According to the New York State Museum, this is a summertime image. The subjects are two Woodstock couples, Lucille and Arnold Blanch on the left, and Doris and Russell Lee on the right. Doris Lee drapes her arm over Arnold Blanch’s knee, gazing at him. Both couples eventually divorced and, Doris and Arnold, who would have been one of her teachers, married in 1939.
This lithograph is illustrated in “The Historic Woodstock Art Colony: Arthur A. Anderson Collection.” which notes: "Long before the famous music festival in 1969, Woodstock, New York, was home to what is considered America’s first intentionally created, year-round arts colony—founded in 1902 and still thriving over 100 years later. Collecting the remarkable range of work produced there has been Arthur A. Anderson’s focus for three decades, resulting in the largest comprehensive assemblage of its type. The artists represented in it reflect the diversity of those who came to Woodstock, including Birge Harrison, Konrad Cramer, George Bellows, Eugene Speicher, Peggy Bacon, Rolph Scarlett, and Yasuo Kuniyoshi, among many others.
Anderson recently donated his entire collection—some 1,500 objects by almost 200 artists—to the New York State Museum, located in Albany, NY.
Phyllis (Pele) deLappe, artist, labor cartoonist, and social activist was born in San Francisco, California on May 4, 1916. Versed by her father, the commercial artist Wes de Lappe, in Marxism and life studies (caricatures), she began her art studies at California School of Fine Arts in 1930 under Arnold Blanch. The following year, at the age of fifteen, de Lappe moved to Woodstock, New York where she lived with Arnold and Lucile Blanch. She enrolled in the Art Students’ League in 1932 where she studied with Edward Lansing, Kenneth Hayes Miller, John Sloan and Charles Locke. She learned the technique of lithography from Adolf Dehn. De Lappe found inspiration in the night life of the east coast, going to dance marathons in New Jersey and the nightclubs of Harlem, often sketching the people she met. At this time De Lappe also worked with Mexican artist David Siqueiros, and modeled for and assisted Diego Rivera on the Rockefeller Center murals in New York.
Returning to San Francisco in 1934, Pele found herself in the midst of the maritime strike. She got involved by joining the Marine Workers Industrial Union Ladies Auxiliary, walking the picket lines, raising money for the strikers and drawing cartoons for the union newsletter. The year 1935 was life changing as she married Bertram Edises, a civil rights attorney, and her first solo exhibition was mounted at the Art Center Gallery in San Francisco. The couple relocated to Washington, D.C. in 1937 but returned to San Francisco in 1941.

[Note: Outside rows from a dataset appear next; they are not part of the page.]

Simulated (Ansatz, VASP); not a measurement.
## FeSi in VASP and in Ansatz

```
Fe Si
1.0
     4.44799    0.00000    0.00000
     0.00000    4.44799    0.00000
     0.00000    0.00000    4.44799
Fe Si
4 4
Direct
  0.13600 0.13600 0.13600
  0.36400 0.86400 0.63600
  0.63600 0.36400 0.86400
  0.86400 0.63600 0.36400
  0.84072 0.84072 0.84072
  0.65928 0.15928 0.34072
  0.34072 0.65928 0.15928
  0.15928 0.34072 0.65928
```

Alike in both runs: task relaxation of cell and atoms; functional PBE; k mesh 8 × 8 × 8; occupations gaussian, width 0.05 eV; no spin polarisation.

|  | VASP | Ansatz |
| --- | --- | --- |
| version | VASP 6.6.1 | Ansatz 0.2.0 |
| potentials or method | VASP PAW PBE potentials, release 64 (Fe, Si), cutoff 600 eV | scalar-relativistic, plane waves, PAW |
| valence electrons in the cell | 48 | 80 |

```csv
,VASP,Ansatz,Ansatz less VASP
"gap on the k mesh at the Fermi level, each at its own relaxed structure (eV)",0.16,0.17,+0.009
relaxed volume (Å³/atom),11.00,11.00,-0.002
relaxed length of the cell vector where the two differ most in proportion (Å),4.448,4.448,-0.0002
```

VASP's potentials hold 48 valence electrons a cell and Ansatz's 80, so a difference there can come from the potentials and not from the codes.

DeLappe’s work focused on the working class and she made a meager living by drawing for the Daily Worker, New Masses, L'Unita Operaia, West Oakland Beacon, and the San Francisco Chronicle. During the 1940s de Lappe was a feature editor and cartoonist for The People’s World and in 1952 she helped to found the Graphic Arts Workshop in San Francisco.
A resident of Berkeley, California for many years, de Lappe moved north to Petaluma in the 1990s at the encouragement of her friend and fellow artist, Byron Randall. During the next few years she penned her autobiography, Pele: A Passionate Journey through Art and the Red Press. Her work is included in the collections of the Achenbach Foundation for the Graphic Arts, Syracuse University, Woodstock Art Association and the Library of Congress.
Phyllis "Pele" deLappe died in Petaluma, California on October 10, 2007.